In this chapter, First Moses explores the aftermath of humanity’s expulsion from Eden and the spiritual restoration offered through divine covenants. The chapter unfolds a redemptive theology rooted in ancient priestly mystery and deeply saturated with symbolism. Through sacred ordinances, angelic revelations, and spiritual echoes of the Divine Name, First Moses reframes the Fall not as a tragic end, but as the cosmic beginning of teshuvah (the return or repentance), tikkun (repair), and eventual divine reunion.
The Return
Throughout the chapter, the word teshuvah appears as a repeated refrain, not merely as individual repentance, but as a cosmic return to the Divine Presence. Adam and Eve’s call to their children to “walk in teshuvah” and their obedience to divine ordinances reflects a Mormon-Kabbalistic belief in repentance as a participatory act in the restoration of divine order. This aligns with the Jewish Kabbalistic idea of tikkun olam (repairing the world) through spiritual return and obedience.

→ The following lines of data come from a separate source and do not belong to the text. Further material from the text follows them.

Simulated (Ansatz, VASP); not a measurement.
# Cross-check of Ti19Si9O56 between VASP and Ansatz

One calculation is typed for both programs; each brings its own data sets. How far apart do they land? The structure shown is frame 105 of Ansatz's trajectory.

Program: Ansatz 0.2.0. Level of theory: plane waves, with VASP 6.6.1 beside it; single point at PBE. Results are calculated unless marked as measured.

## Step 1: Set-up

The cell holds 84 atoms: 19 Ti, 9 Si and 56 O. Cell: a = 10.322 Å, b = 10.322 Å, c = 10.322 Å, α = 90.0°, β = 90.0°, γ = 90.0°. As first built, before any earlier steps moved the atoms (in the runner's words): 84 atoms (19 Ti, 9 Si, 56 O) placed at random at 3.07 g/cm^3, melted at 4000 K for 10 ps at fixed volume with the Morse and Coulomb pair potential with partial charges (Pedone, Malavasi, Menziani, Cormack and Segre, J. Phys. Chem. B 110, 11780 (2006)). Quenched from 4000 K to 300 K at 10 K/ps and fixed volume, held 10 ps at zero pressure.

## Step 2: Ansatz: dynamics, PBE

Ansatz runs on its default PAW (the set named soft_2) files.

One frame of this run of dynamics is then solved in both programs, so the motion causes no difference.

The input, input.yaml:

In Latter Day Saint context, this links to temple ordinances as covenants that ritually enact teshuvah on earth as it is in heaven. Adam and Eve’s blessings and prophecies after the Fall also show that teshuvah is not punitive, but generative and creative, a path to divine joy and posterity.
The Sacrifice
The angel declares the sacrificial rite as a “similitude of the sacrifice of the Yachad Yachid Echad,” a title evoking deep esoteric significance. In Hebrew, “Yachad” denotes unity, “Yachid” signifies the unique or only one (Begotten), and “Echad” emphasizes indivisible oneness. This triple form, echoing Deuteronomy 6:4, “Hear O Israel, THE LORD is our Elohim, THE LORD is unity/united/one,” can be understood by fusing Kabbalistic unity with Mormon Christology. The Yachad Yachid Echad represents Jesus Christ as the archetypal Divine Son, the Firstborn, who mediates between the world of Adam (mankind), the lower world, the earth, and the upper world of the Elohim.
The Spirit’s testimony (“I AM…Aleph Tav”) identifies the Savior as the First and Last, a fusion of Kabbalistic letter-mysticism and the Latter Day Saint theology of eternal Messiahship. This concept reflects how Mormon Kabbalah sees the Savior as the bridge between fragmented worlds, the redeemer who enables re-entry into divine presence through eternal ordinances.
The Light
The text says: “Mankind, having seen the light and comprehending it not, began…to be carnal, sensual, and devilish.” This is a direct reference to Divine Light (Or) in Kabbalistic terms. It is often associated with the Sefirah of Tif’eret. It can also be associated with Binah, the hidden Seforah in Mormon Kabbalah which humans must choose to receive. The light is offered freely, but the decision to “comprehend it not” places humanity in a state of fragmentation. The adversary mimics the Divine (“I am also a Yachad Yachid Echad”), a classic Qliphothic inversion where unholy shells (evil imitations) masquerade as holy forms.
This underscores a Mormon Kabbalistic duality: the agency to choose light or shadow, divine unity or carnal dispersion. Refusal to comprehend light isn’t ignorance but spiritual rebellion against what has already been revealed, echoing Lehi’s teaching that there is opposition in all things (2 Nephi 1:81 [2:11a]).
The Redemption
This chapter is a powerful meditation on the mystery of redemption, wherein the divine pattern for salvation is established through ordinance, sacrifice, and prophetic insight. Adam and Eve, rather than being condemned figures, are elevated as initiates into divine mysteries. Their obedience to unseen commands, their reception of angelic messengers, and their joy in redemption all mark them as archetypes of holy transformation.
Through the lens of Mormon Kabbalah, this chapter reveals teshuvah as both divine invitation and human destiny, the Yachad Yachid Echad as the embodied pathway of eternal return, and the eternal conflict between divine light and counterfeit imitation. Rather than ending in separation, the Fall becomes the sacred beginning of divine repair (tikkun), and the first echo of the Proclamation of Shalom that will one day unite all creation in the Presence of Elohim.